What’s coming sooner than you think?

Retirement.

Don’t run away, 20 and 30-somethings.

Even if you’re 22 and three years into your new business, these issues should be on your mind unless you want to do more or less exactly what you’re doing now for the next 30-40 years.

We’re talking about the difference between building a business and building a job.

No one will buy your job. Lots of people would be interested in buying your business – if you can show proof of the things people want to buy.

So what’s the difference between the two?

  • A job has no cash flows. It has a salary exchanged for day in, day out work. Vacation/sick time aside, a job doesn’t generate income when you don’t work.
  • A business has cash flow. It delivers revenue whether you work or not.

To quote Mary Meeker (Kleiner Perkins partner and investor): “The value of a business is the current value of future cash flows.”

Business buyers are always interested in buying an income stream. They’re never interested in buying a job.

Model the outcome you seek
Last week, I was having a conversation with someone about upgrade pricing for their core product.

It led to a conversation about pricing a new product and pursuing new customers, which lead to retirement-after-selling-out discussions.

Why did that happen? Because we had to settle on some parameters for the retirement/selling out discussion before we could have a coherent discussion about product pricing.

Pricing shouldn’t be random. Sure, it has to reflect the value you deliver, but it also has to reflect your business and personal goals. Much of the time, it seems to reflect little more than whatever your competition charges, plus or minus a little.

“What the market will bear” is what sets the price for commodities.

Arriving at your number
So how do you get to “your number”?

Let’s say you want $5 million when you sell. If you settle for three times annual cash flow (it could be one, it could be 10), that’s $5MM/3. At what annual revenue do x customers get you that number every year? What do you have to sell them to make that?

For the sake of discussion, we’ll assume it takes 500 customers. There’s your average. Where are you now? How many new customers do you need to get to the right number? How much more do you need to come up with in real value to get that from existing customers?

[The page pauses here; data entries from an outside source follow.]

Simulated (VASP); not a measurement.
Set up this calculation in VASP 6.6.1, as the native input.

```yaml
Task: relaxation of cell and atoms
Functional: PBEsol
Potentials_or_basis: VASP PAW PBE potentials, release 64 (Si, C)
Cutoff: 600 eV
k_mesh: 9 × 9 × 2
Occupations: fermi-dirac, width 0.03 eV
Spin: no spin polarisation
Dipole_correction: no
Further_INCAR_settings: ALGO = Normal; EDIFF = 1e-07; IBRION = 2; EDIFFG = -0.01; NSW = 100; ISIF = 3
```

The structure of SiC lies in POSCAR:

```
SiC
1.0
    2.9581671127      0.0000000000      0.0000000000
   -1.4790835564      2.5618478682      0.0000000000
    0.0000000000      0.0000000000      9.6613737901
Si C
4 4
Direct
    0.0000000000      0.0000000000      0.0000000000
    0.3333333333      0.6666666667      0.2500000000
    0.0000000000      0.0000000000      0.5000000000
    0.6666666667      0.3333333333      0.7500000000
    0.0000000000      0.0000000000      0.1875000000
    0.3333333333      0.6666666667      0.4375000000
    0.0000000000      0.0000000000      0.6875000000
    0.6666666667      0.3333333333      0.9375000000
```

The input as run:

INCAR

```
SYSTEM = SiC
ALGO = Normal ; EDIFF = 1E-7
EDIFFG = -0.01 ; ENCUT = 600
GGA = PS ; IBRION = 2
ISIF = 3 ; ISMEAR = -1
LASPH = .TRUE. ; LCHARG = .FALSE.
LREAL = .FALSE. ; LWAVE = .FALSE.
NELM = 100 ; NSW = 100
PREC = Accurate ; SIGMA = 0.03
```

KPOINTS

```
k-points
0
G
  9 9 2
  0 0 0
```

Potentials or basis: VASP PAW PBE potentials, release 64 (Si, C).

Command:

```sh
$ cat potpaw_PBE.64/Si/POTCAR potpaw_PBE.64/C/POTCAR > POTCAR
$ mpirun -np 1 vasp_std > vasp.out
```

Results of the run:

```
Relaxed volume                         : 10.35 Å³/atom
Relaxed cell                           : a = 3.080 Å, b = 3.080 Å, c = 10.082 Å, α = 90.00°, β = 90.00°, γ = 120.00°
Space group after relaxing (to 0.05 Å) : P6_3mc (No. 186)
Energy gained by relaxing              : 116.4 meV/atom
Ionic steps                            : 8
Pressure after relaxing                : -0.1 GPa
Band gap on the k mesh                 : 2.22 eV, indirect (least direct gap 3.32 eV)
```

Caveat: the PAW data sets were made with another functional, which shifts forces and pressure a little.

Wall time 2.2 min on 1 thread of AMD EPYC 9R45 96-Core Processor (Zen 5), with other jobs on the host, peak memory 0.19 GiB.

Finally, for those who have their sights set on making it big with an initial public offering (IPO)….don’t let the haters dissuade you, but do pay attention to history.

No one has ever IPO’d a job
IPOs aren’t a phenomena limited to Silicon Valley, though the resources there make it easier to put the right conditions together. Despite that, it can happen anywhere. In fact, it has happened right here in rural Montana.

From KPCB again:

KPCB IPO info - good ones are rare

Build something that will run on all cylinders even when you’re sick, on vacation, caring for a parent or simply want to take a random day off. Over the long term, perhaps your leadership will be needed, or perhaps you’ll hire someone who leads better than you do. Five years (or five days) from now, you might find something else that gets you up at 4 a.m. raring to go.

Rather than close that other business you built – find a great manager to run it. You can’t do that with a job.

You may love what you do and think you can do it forever. You may be right. Positioning your business so that you can change if you need or want to, will also position you more ideally for whatever your future holds.

Somewhere down the road, it’s likely that you’ll want to sell your business. If you can show recurring cash flow that doesn’t depend solely on your labor, it’ll be a lot easier.

Where you are today
If your business is “just you” and really does resemble a job, that’s OK. As you look forward, consider how you want things to look as time passes – particularly when selling the business crosses your mind.

One more time…. “The value of a business is the current value of future cash flows.”